Getting votes for worst bases:
■ Minot Air Force Base, North Dakota. The frigid winters have for years helped make this base a dreaded assignment — the average January low hits 4.3 degrees below zero — and inspired the joke, “Why not Minot? Freezin’s the reason!” And several Air Force Times readers agreed.
“There are few (if any) worse places to be stationed than Minot,” said a commenter named Don, who was in the Air Force during the 1970s.
“Worst: Minot AFB. No explanation required,” said another commenter, who signed his name lcs.
Minot — home of the 91st Missile Wing and its 150 Minuteman 3 nuclear missiles — also is not immune from the nuke force’s deep morale troubles, which came to light last year after a cheating and drug scandal emerged. Air Force Secretary Deborah Lee James visited Minot and other nuclear missile bases in January, and said she had “picked up on morale issues” among airmen and officers working on that mission.
So why didn’t Minot end up at the bottom of our list? Living in the middle of nowhere does have its advantages. Housing prices are among the lowest in the nation, and average commute times are a breeze. The natural gas fracking boom of recent years has brought the energy industry to North Dakota, which now has one of the fastest-growing economies in the country. The unemployment rate in the town of Minot is an impressively low 2.7 percent. That means, if your civilian spouse wants to find work, he or she will most likely be able to.
■ Moody Air Force Base, Georgia. Moody is “where senior enlisted careers come to die,” a reader named Jack said.
Another reader, who signed his comment R Malone, said he is “still suffering at Moody.”
“I thought the rumors couldn’t be true about Moody,” he said. “The rumors were censored truths about this place.”
Malone said Moody suffers from a lack of morale, sense of family and esprit de corps, and said he saw an alarming number of airmen leave the service or get kicked out during his first year at the base.
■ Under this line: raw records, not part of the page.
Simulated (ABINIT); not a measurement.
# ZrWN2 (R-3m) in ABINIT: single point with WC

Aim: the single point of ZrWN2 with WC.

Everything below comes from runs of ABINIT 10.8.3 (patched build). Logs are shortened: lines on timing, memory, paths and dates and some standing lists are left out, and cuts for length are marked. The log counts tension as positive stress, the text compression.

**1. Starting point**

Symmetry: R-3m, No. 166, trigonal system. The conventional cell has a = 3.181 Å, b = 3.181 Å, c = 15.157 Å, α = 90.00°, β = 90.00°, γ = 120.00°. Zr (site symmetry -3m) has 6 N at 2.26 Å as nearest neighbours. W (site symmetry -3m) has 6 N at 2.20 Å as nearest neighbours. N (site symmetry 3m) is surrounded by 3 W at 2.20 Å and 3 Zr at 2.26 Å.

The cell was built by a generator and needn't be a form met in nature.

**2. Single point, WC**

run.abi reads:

“I’ve volunteered for [a transfer to] Cannon [Air Force Base], early out, cross-training, base stabilization, you name it, and I’m still stuck here,” Malone said. “With some bases, they have to make it sound worse with changes to their names. Like No Hope Pope [Field in North Carolina], Why Not Minot, Moldyhole [a nickname for Royal Air Force Mildenhall in England], but all you need to say is Moody and people understand.”
Not every commenter left Moody with a bad taste, however. Reader Rebecca Cuevas Novak wrote on our Facebook page that “Moody has the best location, close to everything, yet still far enough away not to get smothered.”
■ Cannon Air Force Base, New Mexico. Malone may want to talk to a few other Air Force Times readers before trying to transfer from Moody to Cannon.
“I only had one bad assignment, and that was Cannon,” said one reader, named Rog. “I feel sorry for the troops that moved from Hurlburt (paradise) to this dump.”
Reader Casey Leavings minced no words on our Facebook page.
“They should close Cannon and turn it into a bombing range,” Leavings said. “Greedy realtors charging max BAH for substandard housing, an hour and a half to the closest shopping other than Wal-Mart, constant sand [and] tumbleweed storms, and some of the worst ‘leadership’ I’ve ever been subjected to.”
Another reader, who used the alias AC-130, also spoke about the high rent prices and lack of good, newer housing around Cannon. The local community isn’t very supportive of the military, he said, and most businesses there are closed on Sunday. The base, which houses the Air Force’s 27th Special Operations Wing, means airmen there are always working under an intense operating schedule, he said. There are few job opportunities for civilian spouses to bring more income into their homes, he said.
Even the air smells of manure around there, AC-130 said.
“PCSing here kills families’ and individual morale,” AC-130 said. “I literally could go on forever, and I am a pretty optimistic person.”
Low average commute times, relatively low crime rates around the base and a large commissary helped land Cannon higher up on our list.